Here I am taking the definition of isomorphism to be an injective homomorphism.
Suppose we have two finite fields of the same characteristic, $\mathbb{F}_{p^n}$ and $\mathbb{F}_{p^m}$ with $m<n$. Is there always an isomorphism $\phi:\mathbb{F}_{p^m}\rightarrow \mathbb{F}_{p^n}$?
If $m|n$ then we could use the same construction $\mathbb{F}_{p^m}[X]/(P)$ where $P$ is an irreducible polynomial in $\mathbb{F}_{p^m}[X]$ such that $\deg(P)m=n$. Since this would produce a field of the same characteristic and cardinality, it would provide an isomorphism.
Does anyone have any references on this topic? Thanks in advance.

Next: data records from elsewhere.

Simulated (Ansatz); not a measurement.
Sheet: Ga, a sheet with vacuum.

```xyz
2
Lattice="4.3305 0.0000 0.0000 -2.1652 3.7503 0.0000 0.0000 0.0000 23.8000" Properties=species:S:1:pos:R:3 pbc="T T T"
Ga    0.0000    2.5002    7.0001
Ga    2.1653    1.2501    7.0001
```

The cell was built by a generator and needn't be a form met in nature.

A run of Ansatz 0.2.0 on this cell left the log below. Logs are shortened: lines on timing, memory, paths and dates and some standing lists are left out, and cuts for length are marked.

There is a homomorphism (note: all homomorphisms of fields are injective) $\mathbb{F}_{p^n} \to \mathbb{F}_{p^m}$ exactly when $n\mid m$.
You have already shown one direction. For the other, assume that such a map exists. Then $\mathbb{F}_{p^m}$ is naturally a vector space over $\mathbb{F}_{p^n}$, which implies that $|\mathbb{F}_{p^m}| = |\mathbb{F}_{p^n}|^k$ for some $k\geq 1$, so that $p^m = p^{kn}$, therefore $m=kn$.